A few times (T253283, T265660, etc.) we've discussed caching the fully generated ebooks. So far, we've settled on only caching some components of the books, e.g. API request results. But there are still many issues with the tool's stability and the speed of rendering. To improve these, we should investigate storing the generated ebooks forever (and refreshing them on demand).
We may still want to move to a job queue (T345406), and so having books stored in a place that can be written to by multiple independent instances will be useful.
- Use Cloud VPS object storage
- Use a library such as Flysystem (via league/flysystem-bundle) that can use the local filesystem in development and test, and Swift (which is S3 compatible) for the public tool
- Store in a single container, with paths matching the book's wiki page and prefixed with the subdomain of the Wikisource (using mul for wikisourge.org)
- Add a new database table, e.g. books_stored { lang, title, format, images, credits, font, generated_time, start_time, last_accessed } with a unique constraint on lang, title, format, images, credits, font.
- When a book is requested, if it isn't already in the table, add it. If it is already there, update last_accessed and redirect the user to download it.
- A continuous Toolforge job (or more than one) will run, and when there's a row there with no generated_time pick up that job by adding a start_time.
- The book will be generated and stored in the object storage, and the generated_time updated.
- The original request will wait for a short amount of time (~10 sec) in case the book is generated quickly (which in most cases it will be).
- Subsequent requests for the same book are idempotent (other than updating the last_accessed), and will return the book once it's been generated.
- If no book is generated in time, a 202 response will be returned.
Cleaning up:
- Dead jobs can be identified and purged, based on having a too-old start_time.
- Unused stored files can be deleted based on last_accessed being older than some threshold.
Outstanding questions:
Store epubs only? In order to reduce how much gets stored.No, we can store everything for now, and revisit if it gets too big.- How much will be stored?
- Reduce the number of things that can split the cache — currently the options that will change the output (other than format) are: images, fonts, and the credits page (we could do away with the last of these with T276672). The tool also the option of including categories, but that's only used in the AtomGenerator so doesn't apply here.

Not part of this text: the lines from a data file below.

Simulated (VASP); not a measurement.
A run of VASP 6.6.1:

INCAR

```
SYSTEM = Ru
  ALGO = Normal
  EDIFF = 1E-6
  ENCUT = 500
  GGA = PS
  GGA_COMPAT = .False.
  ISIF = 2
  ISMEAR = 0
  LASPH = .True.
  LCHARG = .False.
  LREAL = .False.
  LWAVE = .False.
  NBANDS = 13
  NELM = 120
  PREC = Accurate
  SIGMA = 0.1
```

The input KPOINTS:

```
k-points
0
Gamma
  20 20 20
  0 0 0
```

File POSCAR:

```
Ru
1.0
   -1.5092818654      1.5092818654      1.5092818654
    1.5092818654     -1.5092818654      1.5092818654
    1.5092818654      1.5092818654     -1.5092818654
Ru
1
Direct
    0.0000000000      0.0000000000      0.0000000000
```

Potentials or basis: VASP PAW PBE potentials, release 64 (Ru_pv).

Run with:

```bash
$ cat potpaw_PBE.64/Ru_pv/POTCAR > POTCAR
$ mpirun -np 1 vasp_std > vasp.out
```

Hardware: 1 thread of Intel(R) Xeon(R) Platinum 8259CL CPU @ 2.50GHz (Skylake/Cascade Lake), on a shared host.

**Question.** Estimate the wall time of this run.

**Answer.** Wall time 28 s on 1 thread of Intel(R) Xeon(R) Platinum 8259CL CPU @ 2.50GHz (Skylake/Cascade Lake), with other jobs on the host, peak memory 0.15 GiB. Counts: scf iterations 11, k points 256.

Is there a Swift system of evicting the oldest (if we e.g. update the modification time when accessing?)If we store the last_accessed in the database, we can evict based on that.For access, do we stream the file through the web server, or redirect the client to the (non-stable) public bucket URL (i.e. https://object.eqiad1.wikimediacloud.org/PROJECT:BUCKET/…)?Redirect to the latter, and make it clear that people shouldn't treat that URL as stable. This also means that we need to make the filename as stored there be a useful one for people to end up downloading, because we can't set a Content-Disposition header to define a filename.How to provide bulk download of all books (by language)?Looks likely to be possible based on the above design. Details left for a separate task, if anyone actually asks for it (which they haven't yet).